Less than 24 hours after Andrew Puzder withdrew his nomination as Secretary of Labor, President Trump announced the nomination of Alexander Acosta to fill the position during a press conference at the White House, saying, “I think he’ll be a tremendous Secretary of Labor,” The Hill reports.
Acosta is a Republican and served on the National Labor Relations Board (NLRB) from December 2002 to August 2003. He is currently the Dean of Florida International University’s law school. Acosta is a Harvard law graduate and was appointed by President George W. Bush in 2003 to be the assistant attorney general for the Civil Rights Division of the Department of Justice. He was the first Hispanic U.S. Assistant Attorney General and longest-serving U.S. Attorney for the Southern District of Florida, and, if confirmed, will be Trump’s first Hispanic Cabinet member.
Senate Health, Education, Labor and Pensions Committee Chair Lamar Alexander (R-Tenn.) praised Acosta’s nomination. “He has an impressive work and academic background,” he said, according to the report. “We will schedule a hearing promptly after his nomination papers arrive in the Senate, and I look forward to exploring his views on how American workers can best adjust to the rapidly changing workplace.”
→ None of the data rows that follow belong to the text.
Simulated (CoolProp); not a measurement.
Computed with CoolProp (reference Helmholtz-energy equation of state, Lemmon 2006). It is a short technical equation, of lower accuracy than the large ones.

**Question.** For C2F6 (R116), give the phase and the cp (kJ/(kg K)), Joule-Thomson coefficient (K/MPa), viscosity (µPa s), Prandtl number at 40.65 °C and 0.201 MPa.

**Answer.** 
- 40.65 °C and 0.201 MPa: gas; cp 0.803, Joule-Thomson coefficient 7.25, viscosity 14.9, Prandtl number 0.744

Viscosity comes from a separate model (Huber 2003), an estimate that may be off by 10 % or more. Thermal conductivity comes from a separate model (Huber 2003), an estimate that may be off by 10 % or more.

Business groups were happy that President Trump had selected a new nominee so quickly. “We look forward to learning more about Alexander Acosta and his position on the issues important to the restaurant industry,” Cicely Simpson, executive vice president of the National Restaurant Association, said in a statement, according to the news agency.
According to The Hill, the National Association of Manufacturers President and CEO Jay Timmons released a statement saying Acosta was a “proven leader, who understands the complexities of the modern workplace. We are hopeful that he will listen to manufacturers’ concerns as we work to strengthen employer–employee relationships and provide workers with the right skills to succeed. In recent years, regulations coming out of the Department of Labor have too often been overreaching and counterproductive, harming manufacturers’ abilities to create jobs and do what’s best for the millions of hardworking men and women employed in manufacturing careers.”
However, according to the news agency, Allied Progress, a liberal group, accused President Trump of failing to vet another nominee, pointing to a 2008 report on an investigation into allegations of politicized hiring and other improper personnel actions in the Civil Rights Division in which Acosta was accused of not taking sufficient responsive action in response to the reportedly poor conduct and judgment of his Deputy Assistant Attorney General Bradley Schlozman.
The Hill reports that Allied Progress Executive Director Karl Frisch released a statement saying, “We understand that the President is still reeling from his last failed Labor nomination, but that doesn’t mean he should nominate someone who is wholly unqualified for the job. Americans deserve a Secretary of Labor who will fight for workplace safety, fair wages, and the rights of working families. It’s clear Mr. Acosta is not that person.”